The structure of our SdA deep network is illustrated in Fig. 7(a). It contains five layers: 1 input layer, 3 hidden/SdA layers and 1 output layer. Each layer contains a set of nodes and the nodes between the adjacent layers are fully connected. The number of nodes in the input layer equals to \(n\), which is the number of random pairs. The binary strings of ScGIF are feed directly to the network as the input layer. The number of nodes in the output layer is \(d\) which equals to the number of labels. The rationale and training details of SdA is beyond the scope of this paper, please refer to [3739] for more details.

Since we have claimed that the representations learnt by SdA can eliminate the irrelevant variation of the input data while preserving the information that is useful for the final classification task, it is important to investigate what actually have been learnt through this deep feature hierarchies. We plot the features of different layers of SdA in Fig. 7(b)\(\sim \)(e), which provide us with some insight of SdA learning. Figure 7(b) is the binary string of ScGIF descriptor which feed directly to the input layer. Figure 7(c)\(\sim \)(e) are the features that have been learnt by SdA layer \(0\sim 2\). A very interesting observation is that as the data propagate towards the deeper layers of the network, a trend of sparsity can be clearly observed. Until final layer of SdA, the number of no-zero entries reduced to 331, which accounts for only \(16.6\,\%\) of the 2000-dimentional feature space.

Fig. 7.
figure 7

The structure of SdA and its layer outputs. As the feature propagate from the SdA-layer0 feature space to the SdA-layer2, a trend of sparsity can be clearly observed.

5 Experiments

In this section, we present the details of parameter setting, dataset, and the comparison results with the state-of-the-art methods.

Dataset. We collect a depth image dataset using Kinect sensor. Four actors perform different poses and actions. There are \(6930\) depth frames of VGA size. For each human body, 15 body parts are labeled. An example of the ground truth label is illustrated in Fig. 5(a). The total number of labeled pixels is around 80 million. We randomly select \(50\,\%\) frames for training, \(10\,\%\) frames for validation, and the rest \(40\,\%\) frames for testing.

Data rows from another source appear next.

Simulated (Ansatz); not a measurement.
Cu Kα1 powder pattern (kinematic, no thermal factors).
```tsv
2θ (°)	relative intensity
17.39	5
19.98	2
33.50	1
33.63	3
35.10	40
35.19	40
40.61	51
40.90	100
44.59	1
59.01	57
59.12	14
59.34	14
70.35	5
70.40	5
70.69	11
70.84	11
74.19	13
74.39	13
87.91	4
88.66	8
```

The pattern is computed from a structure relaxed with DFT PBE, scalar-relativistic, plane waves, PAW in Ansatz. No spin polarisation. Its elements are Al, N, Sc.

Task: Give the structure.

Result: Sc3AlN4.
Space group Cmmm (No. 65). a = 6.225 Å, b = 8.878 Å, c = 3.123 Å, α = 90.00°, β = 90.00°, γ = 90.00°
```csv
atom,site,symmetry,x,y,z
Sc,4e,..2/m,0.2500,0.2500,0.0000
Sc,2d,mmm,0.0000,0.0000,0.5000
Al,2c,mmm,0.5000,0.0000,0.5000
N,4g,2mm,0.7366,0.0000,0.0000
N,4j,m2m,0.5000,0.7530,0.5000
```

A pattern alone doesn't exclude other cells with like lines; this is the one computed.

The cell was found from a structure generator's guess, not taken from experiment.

Baselines. The first baseline descriptor that we used is the accumulative geodesic extrema descriptor proposed by Christian et al. [36], and it is referred as to AGEX. The second baseline descriptor is presented by Shotton et al. [21, 23] which is variant of the BRIEF [3] descriptor in the depth image. Therefore, this descriptor is referred to as BRIEFd. The geodesic invariant feature presented in Sect. 2 is denoted as GIF, the superpixel constrained geodesic invariant feature in Sect. 3 is denoted as ScGIF, and the feature obtained by deep learning in Sect. 4 is denoted as ScGIF+SdA.

Fig. 8.
figure 8

Confusion matrix of the classification results (random forest): (a) Confusion matrix obtained using the BRIEFd feature. (b) Confusion matrix of the GIF feature.

5.1 Contribution of Canonical Direction Rectification

To highlight performance improvement obtained by using the canonical direction, we compare the BRIEFd and GIF in more details. Both of these two methods are pixel-wise descriptors and the only difference between them is with or without canonical direction rectification. Random forests are learnt as the classifiers which contain 3 random trees and the maximum level of each tree is 20.

The confusion matrices are illustrated in Fig. 8, in which (a) is the confusion matrix of BRIEFd and (b) is the results of GIF. Average accuracy is increased from \(77.7\,\%\) to \(82.9\,\%\) and overall accuracy is improved from \(80.0\,\%\) to \(84.8\,\%\). From these results, two observation can be obtained.

  1. 1.

    With the help of canonical direction, about \(5\,\%\) accuracy improvement can be achieved for both overall accuracy and average accuracy.

  2. 2.

    The improvements for parts on the limbs are higher than the parts on the torso. A possible explanation is that the articulate variation are more prominent on the limbs, and canonical direction can counteract these variations effectively.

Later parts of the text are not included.